After that, he stepped firmly into the new decade with The Desecration of Susan Browning. Susan and Marty are young actors in Los Angeles about to make it big when Marty saves a wealthy woman named Wanda Carmichael from being raped. Wanda is intrigued by this young stud, and soon Marty has disappeared, filed for divorce, and is living with Wanda on her fabulous estate. The Satanic Organization has made him Wanda’s love slave using an obsession spell. As he tells Susan, if Wanda asked him to kill his ex-wife, he’d do it in a heartbeat.
This was Satanic Panic fan fiction, updating the Michelle Remembers fever dream of a global satanic conspiracy to the yuppie-infested ’80s and giving it a kinky twist. In the next five books, Martin returns obsessively to certain themes: betrayal by authority, body swapping, mind control, and an ever-shifting power exchange as obsession spells bounced from character to character like pervy pinballs. Lisa Black, a minor character in Susan Browning, takes center stage in The Devil and Lisa Black. In The Possession of Jessica Young we meet Stephen Abbott, head honcho of the Satanic Organization, locked in a psychic war with Jessica Young, whose powerful abilities spell trouble for Satan. Abbot mind-controls Jessica’s sister, Jessica teams up with a cop to stage a rescue, the cop betrays Jessica, and then Jessica’s sister betrays Jessica, too.

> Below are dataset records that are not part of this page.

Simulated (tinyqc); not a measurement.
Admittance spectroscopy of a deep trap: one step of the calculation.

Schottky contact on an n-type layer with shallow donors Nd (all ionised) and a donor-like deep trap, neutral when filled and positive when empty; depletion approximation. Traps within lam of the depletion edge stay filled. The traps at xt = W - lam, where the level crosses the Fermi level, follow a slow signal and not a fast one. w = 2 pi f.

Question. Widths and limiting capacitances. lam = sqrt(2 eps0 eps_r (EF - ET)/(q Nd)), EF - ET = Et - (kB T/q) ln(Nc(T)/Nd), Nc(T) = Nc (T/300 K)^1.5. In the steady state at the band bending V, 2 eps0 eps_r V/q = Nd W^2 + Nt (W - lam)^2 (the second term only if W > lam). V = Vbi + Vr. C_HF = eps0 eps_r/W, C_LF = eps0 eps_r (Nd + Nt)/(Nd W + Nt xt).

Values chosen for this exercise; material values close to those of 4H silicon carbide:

And so it goes: betrayal bleeds into betrayal in an endless blur of sexualized dominance and submission. Nine-year-olds are trapped in adult bodies. Powerful women are turned into French maids. Psychic vampires from Hong Kong murder children in Washington, D.C. The final installment takes place at a military academy, which is also a secret base for swapping the minds of older Satanic Organization loyalists into the bodies of teenaged cadets. The only ones who can resist the mind control are virgins. Lest one think this is too kinky for mainstream publishing, know that when Playboy Press shut down in 1982, Tor instantly picked up the rest of Martin’s series.
Underneath all the pseudosexual silliness was the message that a decadent elite controlled everything. In Martin’s world, everyone was either a master or a slave. Satan was the force that made your dreams come true at the price of your soul. Satan was the cause of all corruption. Satan was the reason things never worked out. Resistance was futile. The game was rigged before you were ever born.
The horror of these books is that Satan always wins. Just look at the world. The evidence is everywhere.